In a recent interview with Char-Koosta News, Pete shares his view on leadership and his new journey of change:
• What drew you to apply for the position?
“I was going to apply for a Native Arts grant with the Potlatch Fund when I saw the position announcement. I thought this was a perfect opportunity for me to use my skills and experience working in language revitalization and non-profit management. The most appealing thing about the position was that I would be able to work with many organizations over a broad region.”
• What is your role as a program director?
“My main role is to refine and redesign the workshop trainings to better meet the needs of organizations and tribes in the four state region of Montana, Idaho, Oregon and Washington. I bring to Potlatch Fund my network of Montana, Idaho and Washington Native language efforts.”
• When did you start?
“I started right at the end of June.”
•What can you tell us about the Potlatch and the contribution to pacific tribes and the Flathead tribes?
“The Potlatch Fund has given more than a $1 million to Tribal Nations and Tribal communities in the Northwest. Specifically Flathead Reservation organizations that received grants include The People's Center, AlterNative Soulutions, Native American Language Teacher Training Institute, Salish Kootenai College, and in the Spring 2013 cycle the Salish Institute.”
• What do you conceive leadership to be?
“I believe a great leader has passion to achieve a collective goal and holds a long-term vision to bring the resources together to accomplish it. A leader has patience and wisdom to see beyond fray of short-sightedness as stay the course. Above all a great leader takes great pride in seeing others succeed.”

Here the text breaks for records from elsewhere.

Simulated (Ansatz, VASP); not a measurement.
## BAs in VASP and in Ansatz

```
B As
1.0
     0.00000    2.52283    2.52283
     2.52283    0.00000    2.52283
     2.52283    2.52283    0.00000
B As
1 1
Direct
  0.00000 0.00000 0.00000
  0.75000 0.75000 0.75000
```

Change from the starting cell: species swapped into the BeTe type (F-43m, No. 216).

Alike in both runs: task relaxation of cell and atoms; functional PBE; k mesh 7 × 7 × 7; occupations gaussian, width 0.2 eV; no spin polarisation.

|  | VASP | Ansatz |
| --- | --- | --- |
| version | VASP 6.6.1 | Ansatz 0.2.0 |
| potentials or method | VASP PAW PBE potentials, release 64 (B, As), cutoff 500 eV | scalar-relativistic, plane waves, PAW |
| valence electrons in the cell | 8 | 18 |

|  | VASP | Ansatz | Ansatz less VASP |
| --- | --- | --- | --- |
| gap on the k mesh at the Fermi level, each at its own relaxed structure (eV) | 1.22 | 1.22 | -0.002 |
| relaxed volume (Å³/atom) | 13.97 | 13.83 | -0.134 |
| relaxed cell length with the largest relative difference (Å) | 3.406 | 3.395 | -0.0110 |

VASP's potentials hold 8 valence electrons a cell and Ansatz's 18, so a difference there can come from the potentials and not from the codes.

• What is your leadership style in managing successful projects?
“Managing successful projects requires creativity in creating and executing plans and establishing efficient and effective systems for completing objectives and accomplishing goals. I like to bring together a team, invest in their development and the necessary resources to implement creative ways for accomplishing project's goals. If you invest in, develop and match a team member's skills to the job a project will come together great results.”
• Can you name a person who had a tremendous impact on you as a leader? How and why?
“Both of my parents, Diana Cote and Roy Pete, are kind to all people. They have great respect for humanity and the potential that all possess. Both are extremely resourceful. I tend to be very resourceful and creative in solving complex problems. I see the good in all things. There is always something to learn from every event, every person.”
• What do you think is the most important role at Potlatch?
“The most important role is for the organization to inspire philanthropy in Northwest Indian Country. By educating foundations and donors about unique needs of Native American tribes and organizations funding to our communities will increase.”
• Can you share in your perspective what Potlatch is?
“The Potlatch is generosity to your community, selflessness, sharing your knowledge, wisdom and stories. It is about the collective uplifting of community spirit and a close relationship with one's heart.”
• How are you adapting to Seattle life?
“If I have to live in the city, Seattle is a great one to live in. So far I have no complaints, coffee shops on every corner, restaurants of every kind, and fresh seafood. Did I say crab legs and salmon?”